Monday, June 1, 2009

when you were a boy you used to wish for this, but like a cat who turns his nose up at the dish, now that you have it, you want to give it away...


i kidded myself that i had encountered true bureaucracy--the kind that turns a meek kitten into a raging, betty friedan android. to be honest, i'm not even sure that something this personal can even qualify as bureaucracy. in short, my boss has decided that i am a half-wit. he hired me over the phone when i still lived in cleveland...apparently my stats and credentials spoke for me. i made a misguided attempt to validate his mealy-mouthed ego for it is obvious that principals have outlived their usefulness. there is a reason that principle means an upstanding philosophy and principal means useless paper-pushers who usually sport a mustache (regardless of gender...heh). i sought advice that i didn't really need on an issue that he knew nothing about--classroom management. seriously, the guy couldn't manage a room full of mannequins...i mean, assistant principals. from that day forward, he simply decided that i cannot do my job (check my students' test scores, bub), that i have no control over my students (when they, in actuality, live in a mixed state of terror, awe, and adoration, no doubt!), and that i know nothing of the curriculum (excuse me, didn't i score in the top 15% of test takers of ALL TIME in the praxis? cough).

our department chair, god bless 'im, thought i would be good to head the freshmen honor's class. mumblemumblemumble...something about high expectations, holding the line, standards, achievement gap, etc. i thought it might be fun to teach students the garnishes and desserts of literary analysis alongwith the meat and potatoes of reading and grammar fundamentals. it sounded like we had found each other at last! ah, l'amour! my principal (for i can no longer choke out the word "boss" with regards to him) even approached me as i crossed campus one day. "you got time (sic) for a five-minute chat?" he told me he appreciated my flexibility in the past years when it came to scheduling (insert eye roll). he said he liked my "witty rapport with my students" (pfft! i knew that!). he claimed he respected my, "rigor and high expectations of the students" (okay, this time i KNOW he was lying! on more than one occasion, he has asked me to "be more understanding" about students' struggles...translation? change the grade so our starting quarterback could be eligible). i began to develop my lesson plans for the honor's classes. dreams of complex sentence structure and essays longer than 5 paragraphs and actual comprehension of "the odyssey" began to dance in my head nightly.

the upshot? he decided (unofficially...the coward is leaving before the announcement gets made) to give the freshmen honor's class to a guy who worked at the school three years ago, who fucked off at the end of the year, so miserable teaching there that other teachers noticed his markedly depressed moods, and who came crawling back to the school with a list of demands already laminated. must be nice.

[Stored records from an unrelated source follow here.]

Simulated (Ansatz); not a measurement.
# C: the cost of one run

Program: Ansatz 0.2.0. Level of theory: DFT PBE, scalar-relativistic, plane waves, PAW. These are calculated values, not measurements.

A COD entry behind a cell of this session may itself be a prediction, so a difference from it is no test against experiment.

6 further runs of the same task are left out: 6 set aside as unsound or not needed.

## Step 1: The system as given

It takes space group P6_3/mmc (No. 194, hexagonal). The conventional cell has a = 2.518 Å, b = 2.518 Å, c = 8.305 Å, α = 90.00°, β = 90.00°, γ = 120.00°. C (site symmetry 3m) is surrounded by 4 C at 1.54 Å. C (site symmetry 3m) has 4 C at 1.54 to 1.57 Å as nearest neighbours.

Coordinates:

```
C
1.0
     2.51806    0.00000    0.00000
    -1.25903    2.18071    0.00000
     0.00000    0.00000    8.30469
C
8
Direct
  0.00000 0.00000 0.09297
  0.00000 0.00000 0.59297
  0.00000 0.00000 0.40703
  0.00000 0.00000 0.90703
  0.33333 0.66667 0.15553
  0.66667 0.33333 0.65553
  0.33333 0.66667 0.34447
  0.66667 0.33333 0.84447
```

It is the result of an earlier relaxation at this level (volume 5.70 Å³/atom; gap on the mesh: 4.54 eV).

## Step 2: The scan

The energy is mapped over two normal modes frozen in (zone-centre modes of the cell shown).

so here's the deal: i shall take the freshmen who are at a 3rd grade reading level, tenderize their little brains with information until they are tasty and juicy (mmmm...brainssssssss), and then have them score even higher on the standardized tests than the honor's kids! the gauntlet has been thrown. the glove has slapped me in the face. that man just made my list of things to do today.

i'm comin', and i'm bringin' the big pain with me. he has been warned.

1 comment:

  1. You know what this was, don't you? What he was really trying to say was, "I've failed miserably in my life, it pains me but you're so much better than I am with your youth and vibrancy and intelligence and passion...I want you to have my job...here, take it," but his pride got in the way, and so now you must humilitate him.